Predictive Modelling on Large Data Set

julia
python

#1

Hi everybody,
I want to do predictive modelling on a kaggle data set having 29 million observations. When I try to apply KNN or Logistic Regression in python my screen freezes, after checking System Monitor, I found that RAM was full and swap space is also getting pretty much used up.

After searching a little bit online I have found out following solutions that are possible :

  • Upgrading my laptop with RAM and/or SSD(currently I have 8gb RAM and 1Tb HDD).

  • Parallel computing using PyCuda with Nvidia (I have Nvdia gt 740m).

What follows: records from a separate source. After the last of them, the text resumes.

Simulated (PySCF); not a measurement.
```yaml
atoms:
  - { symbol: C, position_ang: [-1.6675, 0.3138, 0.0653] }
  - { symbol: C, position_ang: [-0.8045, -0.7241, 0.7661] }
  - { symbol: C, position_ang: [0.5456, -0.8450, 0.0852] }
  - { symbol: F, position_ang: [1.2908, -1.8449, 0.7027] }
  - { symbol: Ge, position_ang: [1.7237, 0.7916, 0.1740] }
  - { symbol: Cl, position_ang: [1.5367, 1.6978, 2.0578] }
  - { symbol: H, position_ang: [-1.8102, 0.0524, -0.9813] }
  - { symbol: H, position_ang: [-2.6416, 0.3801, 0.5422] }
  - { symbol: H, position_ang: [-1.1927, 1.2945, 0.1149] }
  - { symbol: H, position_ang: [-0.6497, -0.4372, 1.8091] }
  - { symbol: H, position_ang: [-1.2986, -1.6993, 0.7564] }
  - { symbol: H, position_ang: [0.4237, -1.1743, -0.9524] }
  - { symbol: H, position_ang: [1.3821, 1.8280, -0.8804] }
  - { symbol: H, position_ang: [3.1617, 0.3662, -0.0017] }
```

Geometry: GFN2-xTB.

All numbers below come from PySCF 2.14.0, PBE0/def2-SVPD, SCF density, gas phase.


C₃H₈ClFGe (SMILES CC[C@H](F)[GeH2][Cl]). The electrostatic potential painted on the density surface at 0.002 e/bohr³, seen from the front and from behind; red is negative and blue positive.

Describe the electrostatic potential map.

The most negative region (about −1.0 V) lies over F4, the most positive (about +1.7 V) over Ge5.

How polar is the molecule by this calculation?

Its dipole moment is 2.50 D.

  • Dividing data into small chunks then fitting the algorithm on all the individual chunks.

  • Using a new language or libraries (like Julia, PySpark, H2O etc.)

Please suggest me the best possible solution, If you have any other solution feel free to suggest.

Thanks in advance


#2

Hi @ravi_6767,

You could decrease the amount of data for training by applying various methods like dimensionality reduction or dropping extra features.


#3

May be, you can check the accompanying discussions on Kaggle as a starting point: https://www.kaggle.com/svpons/facebook-v-predicting-check-ins/grid-knn/comments

Also, normally when you are faced with large data, the best thing could be to just be a bit innovative on how to use your limited resources on the dataset - there is no end to how much computational power you may need, if you do not use the resources efficiently.

Regards,
Kunal


#4

Thanks @kunal and @jalFaizy.